All the more reason then to join the cause and combat mistreatment on all levels. If nothing else, these challenges only reflect that the profession demands people who truly believe in labor organizing. Justice does not arrive on its own. It requires labor, persistence and the conviction of its seekers. Don’t expect mindless tasks and an easy paycheck. Know why you wish to take part in the field and you’ll find meaning in it.
What income will I earn as a Labor Organizer?
Opportunities for Labor Organizers flourish in California and the East Coast. Average salaries range from $50,000 to $60,000, though they do vary state by state. You’ll more likely find higher salaries in major cities like San Francisco and Los Angeles. However, that does not mean other states and cities don’t provide a sustainable income. Either way, you will get paid for your part in advancing the labor movement.
How much will I be expected to work as a Labor Organizer?
A typical work week generally sees nine-to-five shifts from Monday to Friday. But organizers’ work don’t disappear during the weekend, it follows where the workers go. Extenuating circumstances may require you to show up at a snap of a finger. Even at 10 p.m. when you just brushed your teeth. So prepare yourself to go above and beyond.
“It’s rare for me to have a typical week. Get-out-the-vote events, committee and political education activities can take up Saturday or the weekend,” White said.
While this might spell great stress to some, people who thrive off of spontaneity might find the job exciting. Along the same vein, people who despise free blocks of time with nothing on their hands would find it fulfilling. Handling people’s livelihoods demands a high level of commitment and earnestness, so you’ll likely find yourself devoting more and more time to the work. Make sure to remember to leave some time for yourself. One thing for sure—getting called out late at night won’t ever feel monotonous.
What will my work environment be like?
One organizer’s work environment can look completely different from another’s. Home, office or the field—your assigned location depends heavily on the unions you work for. Some might find themselves constantly traveling in between job sites, while others sit comfortably in their union headquarters or home office wrapped up in a fuzzy fleece. Still, one can’t avoid heading out to the field once in a while. After all, you answer to the people, and the people do not live with you.
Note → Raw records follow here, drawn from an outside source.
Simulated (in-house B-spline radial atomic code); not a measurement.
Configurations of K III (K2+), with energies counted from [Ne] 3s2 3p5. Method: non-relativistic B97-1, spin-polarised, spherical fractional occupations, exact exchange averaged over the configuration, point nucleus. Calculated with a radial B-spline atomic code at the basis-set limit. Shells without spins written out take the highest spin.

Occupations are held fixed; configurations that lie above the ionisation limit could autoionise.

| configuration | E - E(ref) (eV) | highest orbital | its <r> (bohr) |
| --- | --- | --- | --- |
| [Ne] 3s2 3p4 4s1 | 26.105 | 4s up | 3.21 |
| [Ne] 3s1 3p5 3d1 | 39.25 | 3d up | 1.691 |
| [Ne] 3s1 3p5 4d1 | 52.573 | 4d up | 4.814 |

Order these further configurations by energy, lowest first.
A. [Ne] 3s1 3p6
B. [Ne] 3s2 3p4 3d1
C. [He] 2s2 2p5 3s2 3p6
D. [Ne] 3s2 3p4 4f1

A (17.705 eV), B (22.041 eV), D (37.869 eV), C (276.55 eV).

“I work remotely, but I have to travel depending on the needs of any campaign,” West Coast Lead Organizer with OPEIU Pam Ng said. “You spend a lot of time going and meeting workers where they’re at. I’m usually traveling at least once a month.”
Since you’ll likely find yourself running back-and-forth between locations, a partiality for drives and commutes will prove extra helpful. Perennial hermits that loathe leaving their den might need to reconsider the ways in which they can participate in the industry. In any case, you won’t get much of a chance to tire of one place. Your eyes might also thank you for allowing them off the screens for a while. So put on some music and get ready to organize.
As long as labor exists, labor organizing will also persist. Since the work of an organizer does not stop at forming unions and recruiting members, you won’t need to worry about your industry disappearing overnight. There always lies one more step ahead—teaching union members to lobby for themselves or planning marches and worksite actions. You might find yourself screaming for less work. The future bodes well, to say the least.
3 Skills you need to become a Labor Organizer
1. Emotional Maturity
Anybody else feel completely drained after attending office hours and speaking to your professor? I know I do. Now imagine doing that, seven to eight times a day, with people who might not greet you with a smile and an open heart the way your professors do. Why? Because you’ll ask them about sensitive information.
“It can be nerve-wrecking to get those words out to someone,” White said. “If you’re not mature enough you might end up lashing out at somebody, and you’re dealing with very important stuff – people’s pay check.”
The greatest challenge extends beyond braving reaching out to unresponsive individuals. Obscenities and verbal attacks may come your way even if you present manners good enough to bring tears to your mother’s eyes. Remembering that your goal to help people stands above all else will come crucial at times like these. Stay calm and stay humble. Anger doesn’t help anybody.
2. Good Time Management
Situations with workers may shift without your notice. To make sure you speak to everyone you plan to, you need to know how to create a flexible schedule that accommodates other duties but also prioritizes your contacts. A new urgent problem from union members arise and demands your attention. At the same time, someone’s decision to join the union might just hinge on you initiating a conversation. You certainly don’t want to miss either of those.
3. Communications Skills
This should come as a no-brainer. Though approaching workers does act as a big part of the job, the primary goal is to inform and persuade them to join the union. A lack in proper communications skills will not only hinder your ability to recruit people but may end up misinforming and driving them away. Written communication skills take up as much of an importance. Social media forms an important avenue of communication between unions and its workers and the public, so you’ll want to bring top-notch writing to the table.
“I started doing organizing work because I come from a low-income background. It was very important for me to think of my community and my own personal background and how I want to play a role in helping folks with my parents’ background,” Ng said.
“I love being a labor organizer. It’s in my blood. I was born in Appalachia to a union coal miner. All I want to do with my life is to teach other people how to stand up for themselves. Working people coming together and saying no, we’re not gonna put up with it,” White said.
“I really like being a staff organizer because I can help people in a very direct way. You guide people through some of the most vulnerable moments in their life, there is nothing more rewarding than that,” said Cortes-Kopp.